Curtis Turner - NASCAR Comeback

NASCAR Comeback

However, the ban was lifted after four years in 1965, and Turner returned to NASCAR racing. Bill France was in a bind and needed to mend some fences. 1962 and 1963 NASCAR-points champion Joe Weatherly was killed driving a Mercury at Riverside, California on January 19, 1964, and his star driver Fireball Roberts had died following a fiery crash on May 24, 1964, at the World 600 in Charlotte. The track owners wanted Turner back. "Turner was slated to drive for a newly-organized group, The Grand American Racing Association, organized July 31 in Sumper, S.C. Turner was due to compete in the first of 17 scheduled races at Concord, N.C. Aug 21." France was also short of cars. The Chrysler factory were boycotting NASCAR over the organizing body's ban of the Hemi engine, and Richard Petty went drag racing in the first half of the 1965 season. The Ford factory were also in dispute with NASCAR over the SOHC engine, which faced a joint NASCAR-USAC ban on December 17, 1965.

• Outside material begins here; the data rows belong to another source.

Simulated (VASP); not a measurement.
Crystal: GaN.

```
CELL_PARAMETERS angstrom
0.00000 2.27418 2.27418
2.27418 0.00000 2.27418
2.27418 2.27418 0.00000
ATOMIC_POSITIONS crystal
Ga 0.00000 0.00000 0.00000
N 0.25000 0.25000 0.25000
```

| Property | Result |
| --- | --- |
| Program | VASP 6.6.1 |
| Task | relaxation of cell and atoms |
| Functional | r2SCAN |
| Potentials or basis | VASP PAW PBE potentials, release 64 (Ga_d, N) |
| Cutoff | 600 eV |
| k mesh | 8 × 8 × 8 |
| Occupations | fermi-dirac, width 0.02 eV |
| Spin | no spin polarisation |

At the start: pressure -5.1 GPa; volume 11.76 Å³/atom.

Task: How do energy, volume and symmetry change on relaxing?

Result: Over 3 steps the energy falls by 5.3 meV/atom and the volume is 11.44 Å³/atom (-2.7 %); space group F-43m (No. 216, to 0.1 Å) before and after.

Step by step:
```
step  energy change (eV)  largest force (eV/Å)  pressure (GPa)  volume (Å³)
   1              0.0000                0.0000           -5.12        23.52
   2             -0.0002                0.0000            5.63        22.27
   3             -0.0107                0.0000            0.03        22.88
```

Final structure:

Turner, then 41, soon notched the first victory of his comeback in a Ford at the inaugural American 500, at the North Carolina Motor Speedway, Rockingham, North Carolina, on October 31, 1965, winning a purse of $13,090. Turner lost his Ford ride in 1966 when: "Ford withdrew its factory backed racing teams from competition when the National Association for Stock Car Auto Racing and the United States Auto Club ruled April 6 that Fords equipped with an overhead cam engine must carry 427 additional pounds." Turner started the 1966 season in a Ford, but with the Ford-factory withdrawal, he signed to drive a Chevrolet for Smokey Yunick out of Daytona Beach, Florida.